Why is there a difference? Is it relevant? How are you using tags? Is there a “good” strategy?

I collected tag-lists from some users and tried to compare (*) to my tag list …

user abbrev N links N tags Mean citation per tag Max citation for a tag
je 401 757 3.52 84
ad 614 1123 3.07 98
do 113 195 2.33 27
ch 2320 582 15.86 326
de 3528 1550 13.29 923

With 5 people, I don’t pretend that it’s significant … We have clearly two groups: me and my friends (the 3 first lines) with < 1000 links and a mean citation per tag of around 2-3. The two last lines are from 2 people taken “at random” (well, I eliminated people with < 1000 links like the 1st group). When I plot the histogram of tags usage, I always get the same trend: a huge amount of tags used a few times and very few tags cited very often (as expected, see figure below).

histogram of my tags usage

Rashmi Sinha’s cognitive analysis of tagging is a good start to understand the tagging process. But it could be nice to find other important ressources and/or learn from others experiences …

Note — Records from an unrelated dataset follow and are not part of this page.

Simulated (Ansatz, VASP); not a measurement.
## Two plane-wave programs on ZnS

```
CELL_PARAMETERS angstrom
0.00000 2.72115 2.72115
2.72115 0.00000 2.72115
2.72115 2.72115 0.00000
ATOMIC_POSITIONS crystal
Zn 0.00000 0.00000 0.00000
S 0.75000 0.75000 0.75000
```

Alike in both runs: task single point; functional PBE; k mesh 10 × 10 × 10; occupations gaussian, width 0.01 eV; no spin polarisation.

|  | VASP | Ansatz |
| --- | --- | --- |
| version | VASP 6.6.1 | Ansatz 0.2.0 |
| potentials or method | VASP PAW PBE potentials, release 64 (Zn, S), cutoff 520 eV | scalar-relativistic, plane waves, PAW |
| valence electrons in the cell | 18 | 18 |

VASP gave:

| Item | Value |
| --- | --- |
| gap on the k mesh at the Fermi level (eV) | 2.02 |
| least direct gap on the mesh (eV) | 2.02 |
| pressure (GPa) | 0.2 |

(*) data and Python scripts available upon request. I had to write my own Python scripts to retrieve data since, unfortunately, Michael G. Noll’s Unofficial Python API for research are not available anymore.

Update on May 6th (a bit later): Michael’s API is back! I’ll use it later 🙂 Thanks Michael. If you want to spend your holiday in Canada, you can go to the ACM Document Engineering 2007 where he’ll introduce a paper related to this subject. Another thing: when I looked again at the table above, there are two “trends” (remember, I don’t pretend to be exhaustive nor significant): people with < 1000 links have more keywords than links ; with > 1000 links, more links than keywords. Is there a more precise limit? I guess this has something to do with the fact people are only interested in a “small” number of subjects and tend to collect as many variations (links/webpages) as possible on the subject.